Of all the industries imperiled by the new economics of the Internet age, Hollywood has seemed among the most resilient. While newspapers crumble and musicians resort to dubious gimmicks to make money off of their music, movie studios have continued to break box office records in much the same way they always did. The reason seems obvious: the health of Hollywood has historically been a question of ticket sales, and as long as people can’t easily recreate the spectacular experience of seeing a movie in theaters, then tickets will keep selling.
However, some industry insiders have their doubts about the sustainability of the Hollywood model. As this summer’s dismal blockbuster season has shown us, the big budget films that once bankrolled Hollywood studios may not be the cash cows they used to be, meaning it may be time for a new strategy. At this moment of transition, we thought we’d look at the where the film industry is headed, where it’s been, and ask what exactly it is that keeps us going to the movies.
Dr. Kim Walker, film professor at University of Colorado in Colorado Springs, speaks about the history of Hollywood and the different economic models that the film industry has employed over the course of the last century.
Scott Teems, writer and director of That Evening Sun, discusses balancing his passion for making smart, independent films with his need to make a living in Hollywood, and how writer/director John Sayles offers a template for younger filmmakers, like Teems, looking to strike that balance.

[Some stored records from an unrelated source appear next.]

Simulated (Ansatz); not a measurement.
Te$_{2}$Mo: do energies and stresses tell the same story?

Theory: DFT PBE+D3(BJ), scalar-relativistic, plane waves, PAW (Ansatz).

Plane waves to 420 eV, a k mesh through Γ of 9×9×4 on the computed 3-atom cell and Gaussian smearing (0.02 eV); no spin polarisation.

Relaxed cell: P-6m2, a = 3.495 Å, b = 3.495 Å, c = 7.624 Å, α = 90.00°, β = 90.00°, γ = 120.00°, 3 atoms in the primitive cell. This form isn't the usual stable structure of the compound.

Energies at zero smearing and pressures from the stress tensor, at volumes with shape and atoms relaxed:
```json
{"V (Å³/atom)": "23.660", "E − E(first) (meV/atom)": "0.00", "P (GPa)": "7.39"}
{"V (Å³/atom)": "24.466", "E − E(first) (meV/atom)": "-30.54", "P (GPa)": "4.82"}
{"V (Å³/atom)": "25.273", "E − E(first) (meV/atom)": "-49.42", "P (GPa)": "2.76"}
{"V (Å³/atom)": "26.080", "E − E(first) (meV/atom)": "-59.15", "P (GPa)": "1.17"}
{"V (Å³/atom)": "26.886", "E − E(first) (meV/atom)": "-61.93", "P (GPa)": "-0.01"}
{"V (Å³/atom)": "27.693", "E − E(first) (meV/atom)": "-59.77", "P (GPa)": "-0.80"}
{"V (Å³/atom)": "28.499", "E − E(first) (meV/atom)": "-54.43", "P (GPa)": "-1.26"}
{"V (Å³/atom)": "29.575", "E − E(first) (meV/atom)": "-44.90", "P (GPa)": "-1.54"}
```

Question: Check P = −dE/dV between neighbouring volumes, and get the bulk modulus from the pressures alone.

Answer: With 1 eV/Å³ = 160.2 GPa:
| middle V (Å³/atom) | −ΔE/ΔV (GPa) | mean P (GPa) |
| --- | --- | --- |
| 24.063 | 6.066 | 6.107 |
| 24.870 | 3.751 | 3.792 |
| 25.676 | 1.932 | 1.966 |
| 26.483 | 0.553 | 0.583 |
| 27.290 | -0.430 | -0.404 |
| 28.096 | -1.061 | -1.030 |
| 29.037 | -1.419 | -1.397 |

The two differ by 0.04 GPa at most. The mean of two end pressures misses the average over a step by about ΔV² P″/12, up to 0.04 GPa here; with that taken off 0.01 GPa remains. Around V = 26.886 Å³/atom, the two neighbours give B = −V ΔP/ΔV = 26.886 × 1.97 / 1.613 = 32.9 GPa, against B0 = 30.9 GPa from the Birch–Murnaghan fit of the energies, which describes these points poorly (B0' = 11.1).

Jim Turner, founder and president of the Independent Film Society of Colorado and their annual film festival, The Indie Spirit Film Fest, talks about the social aspects of film and the importance of providing filmmakers with a venue to share their work.
Adam Mansbach, author of the bestselling adult-oriented children’s book, Go The F**k To Sleep, and someone who’s literary success has movie producers taking note, shares the secrets of pitching stories in Hollywood.
Ryan Platt, assistant professor of performance studies at Colorado College, discusses the historically reciprocal relationship between “mainstream” movies and the cinematic avant-garde.